Saphan Hin (Sapan Hin)
Saphan Hin in Phuket Town doesn’t look like much during the day. A dull-looking rectangular lake, a waterfront with not much to look at except for a sunken boat, a vast empty parking, and a massive abandoned shopping mall once called ‘Lucky Plaza’ and a shrine. Now come again around 6 pm, and you will feel transported in a city public park with hundred families, bunch of friends and couples picnicking on the lawn along the seaboard. And in Thailand, where there is a crowd, there is food!
Food carts in Saphan Hin sell everything you need for an easy-going evening by the sea, the unavoidable chicken barbecued, Som Tam (green papaya salad), mountains of fried noodles and all the meat sausages and balls you can think about. If you are in a sweet mood, try some of the colourful extra sugary drinks the way they like it here, or maybe some ‘Chao Kuay’ black jelly drinks that taste like liquorice.
Or a cup of shaved ice with syrup, corn and red beans (yes!). But best of all what always attracts the travellers, the fried insects! The Sapan Hin Chinese shrine named ‘Giew Tian Geng’ is also very active at the end of the day and looks beautiful with its lighting in the sunset colours. This shrine is one of the essential temples during the Vegetarian Festival, but to many other small events all through the year so you might get lucky as I did.
The vast parking you saw empty earlier hosts often huge events with a massive stage where shows or live bands perform, often loudly. The markets or funfairs are a right mix of ‘things to buy’, ‘things to eat’, and ‘things to play’ with all these silly but fun games Thai people seem too affectionate. Across the road from this parking is a permanent mini funfair with an inflatable castle and some tiny ferries wheel.
Once a year, the Saphan Hin lake attracts large crowds of locals for the Loy Krathong Festival, when everyone releases small floats made of banana leaves decorated with flowers, incense and candles. On that day, it seems that the whole Phuket town has come and finding parking is almost out of the question. Songkran is also one of those days where crowds battle all day and a good part of the night near every water point they can find.

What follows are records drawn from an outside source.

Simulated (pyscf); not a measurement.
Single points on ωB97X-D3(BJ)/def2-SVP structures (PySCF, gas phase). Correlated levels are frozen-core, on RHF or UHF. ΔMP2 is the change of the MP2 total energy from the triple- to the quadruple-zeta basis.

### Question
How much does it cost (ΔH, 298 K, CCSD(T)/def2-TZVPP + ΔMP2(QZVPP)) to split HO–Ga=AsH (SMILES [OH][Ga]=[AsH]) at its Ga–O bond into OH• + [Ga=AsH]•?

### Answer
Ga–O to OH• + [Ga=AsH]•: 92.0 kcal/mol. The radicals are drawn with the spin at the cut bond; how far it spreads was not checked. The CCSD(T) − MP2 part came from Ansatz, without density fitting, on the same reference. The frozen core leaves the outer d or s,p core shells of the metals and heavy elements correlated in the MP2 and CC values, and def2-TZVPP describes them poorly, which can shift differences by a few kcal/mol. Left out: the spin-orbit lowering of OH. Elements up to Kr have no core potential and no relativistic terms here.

The large abandoned building unwisely called ‘Lucky Plaza’ was for a short time a local shopping mall. Strategically, it seemed to be a good spot with so many visitors coming every evening, but maybe the choice of name was a bad omen, and it didn’t last long. Ironically, the dozen food carts stationed every evening in front of it seem to be somewhat successful. This is where you will find Khun Burm, the only ‘permanent’ fried insect vendor on the island. Of course, I tried them all and if you want to know how they taste like, read ‘10 Insects for Gourmets‘!
Two restaurants in Saphan Hin are worth mentioning, Phuket Seafood and a great Kanom Jeen restaurant called Kanom Jeen Sapan Hin, how creative. Open all day from 10 am to 10 pm, this is where we would go if ‘Pa Mai’, our favourite place on Dibuk road is already closed.
Saphan Hin is not an attraction worth adding to your Best Things to See and Do in Phuket, but if you stay long enough and want to get in touch with the comfortable local life, go the after sunset and try the food! It’s fun and often tastes as good as a restaurant!